With the holiday season upon us investors await guidance from the Federal Reserve as officials have suggested that continued improvements in economic data could lead to them scaling back the amount of their asset purchases. Estimates for a healthier economy show GDP growth for the US is expected to improve in 2014 to 2.5 and 3 percent and fare even better in 2015. The reduction in asset purchases could occur within the next few Fed meetings including as soon as the December 17th and 18th scheduled meetings. However this decision could be postponed as the January 15th deadline for temporary funding for government spending will be looming.
Deere (DE) reported this past week and provided an optimistic forecast for 2014 as certain segments of their business should offset the headwinds seen in agricultural machinery. Construction equipment sales are expected to grow 10% in 2014 due to continued improvement in the housing market and US economy, leading to the company forecasting to report record earnings once again. Earnings for 2013 were $9.09 per share, an increase of 19% from 2012.
Home Depot (HD) and Lowe’s Companies (LOW) also reported this week and echoed much of what Deere stated when it came to improving housing markets. Both companies were optimistic on their respective 2014 outlooks, as both companies shared the sentiment that 2014 will be a good year for the housing market, and furthermore for the home improvement industry. Lowe’s Chairman and CEO Robert Niblock stated, “The home improvement industry is poised for persisting growth in the fourth quarter and further acceleration in 2014.”
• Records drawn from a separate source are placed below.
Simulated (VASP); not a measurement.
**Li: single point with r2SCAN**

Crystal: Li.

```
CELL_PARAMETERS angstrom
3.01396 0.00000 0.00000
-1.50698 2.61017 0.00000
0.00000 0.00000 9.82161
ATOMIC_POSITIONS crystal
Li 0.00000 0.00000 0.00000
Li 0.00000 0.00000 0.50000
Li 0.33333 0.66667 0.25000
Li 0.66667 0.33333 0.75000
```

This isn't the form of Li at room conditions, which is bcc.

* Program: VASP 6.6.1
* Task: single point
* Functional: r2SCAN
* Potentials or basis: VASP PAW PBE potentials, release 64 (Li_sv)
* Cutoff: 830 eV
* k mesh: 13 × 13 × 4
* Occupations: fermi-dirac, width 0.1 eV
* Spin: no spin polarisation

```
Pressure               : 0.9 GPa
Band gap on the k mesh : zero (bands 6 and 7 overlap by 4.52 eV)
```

Expectations for consumers this holiday season are for Americans to spend less than in previous years. Even as retailers open doors earlier and earlier, consumers are very price sensitive and have become accustomed to expect significant discounts on popular items. With Thanksgiving so late this year, it’s no surprise stores are focused on getting buyers to come in as soon as possible. It will be interesting to see what impact the shortened holiday shopping season will have for the overall economy.
Wash Sale Rule
For non-qualified investment accounts you can “bank” capital losses available to you by selling positions with losses. However if you wish to continue to own that investment for the long term you can repurchase that position after 30 days to avoid what is known as the wash sale rule. This rule states that you cannot take a loss and repurchase the same stock or substantially identical security within 30 days otherwise the loss will be disallowed and that loss amount is added to the basis in the repurchased shares. Another method to navigate this rule is to purchase the additional shares at the current (lower) market value first, establishing lower cost basis immediately, than after 30 days sell the first lot of shares for the loss. If the share price rises in value during the 30 day time period than you get the benefit of the greater number of shares increasing, and if the share price drops you still have the losses to take to help offset realized gains and up to $3,000 of ordinary income. The deadline to do this latter method is November 29th, however our office is closed for the Thanksgiving holiday and the day after, therefore any trades we would place for this will need to be input by November 27th.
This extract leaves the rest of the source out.